Indian spin great Bishan Bedi says Twenty20 is nonsense and it’s preventing Australia’s tweakers from learning the art of slow bowling in long-form cricket.
Australia’s slow-bowling tactics have spun out of control in the first two Tests of their four-Test tour of India. The home side have won both matches by huge margins.
Offspinner Nathan Lyon (3-215 and 1-29) was dropped after the Chennai Test and Xavier Doherty (3-131) and debutant Glenn Maxwell (4-127) fared little better in Hyderabad in India’s first innings of 503.
Left-arm slow bowler Doherty’s first wicket came in his 43rd over and offspinner Maxwell was criticised by coach Mickey Arthur for leaking runs.

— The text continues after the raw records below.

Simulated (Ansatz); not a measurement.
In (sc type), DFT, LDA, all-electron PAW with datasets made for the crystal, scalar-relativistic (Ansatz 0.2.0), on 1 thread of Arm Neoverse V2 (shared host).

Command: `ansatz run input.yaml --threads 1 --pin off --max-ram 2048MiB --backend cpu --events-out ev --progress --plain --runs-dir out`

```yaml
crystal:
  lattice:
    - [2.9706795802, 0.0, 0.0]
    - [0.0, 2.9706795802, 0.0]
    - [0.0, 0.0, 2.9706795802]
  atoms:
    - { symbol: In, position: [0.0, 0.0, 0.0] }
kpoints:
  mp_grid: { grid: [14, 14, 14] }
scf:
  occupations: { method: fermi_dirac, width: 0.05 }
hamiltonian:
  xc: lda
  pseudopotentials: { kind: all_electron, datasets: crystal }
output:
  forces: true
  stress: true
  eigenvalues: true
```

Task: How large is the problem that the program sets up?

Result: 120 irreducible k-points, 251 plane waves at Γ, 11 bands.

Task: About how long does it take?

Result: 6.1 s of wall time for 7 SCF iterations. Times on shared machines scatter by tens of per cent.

“I feel very sad for these youngsters because they are fed on this wretched T20 nonsense. It doesn’t allow them any capacity to think,” former India skipper and ex-coach Bedi has told AAP.
“This is the sad part. Spin bowling is all about thinking, about control, about confidence.
“It’s all about meeting of minds in the air and off the wicket.
“With the Big Bash League or whatever you have in Australia, it’s doing enormous damage to the spinners.”
Lyon made his first-class debut for South Australia in February 2011 after an impressive T20 season with the Redbacks. Within six months he was in the Test side.
Coach and selector Mickey Arthur said Australia opted for Tasmania’s Doherty in their Test squad ahead of well-performed NSW Shield left-arm spinner Steve O’Keefe because Doherty had shown good form in one-day and T20 matches against Sri Lanka and West Indies.
And Maxwell’s rise in the T20 game is such that he’s been taken for a million dollars by the Mumbai Indians in last month’s Indian Premier League auction.
The 24-year-old has been mentored this summer by legspin legend Shane Warne about the role patience plays in spin-bowling. Warne was Maxwell’s captain for BBL team Melbourne Stars.
A lack of Shield cricket leading up to the February-March India tour has not helped the preparations of the Australians.
Maxwell has played only 16 first-class games in his career while Lyon has played 37, but 20 of them have been Tests.
“He only played (five) first-class games before he played a Test match. He hasn’t played many after that and truth be told he hasn’t gone well this year,” Arthur says of Lyon.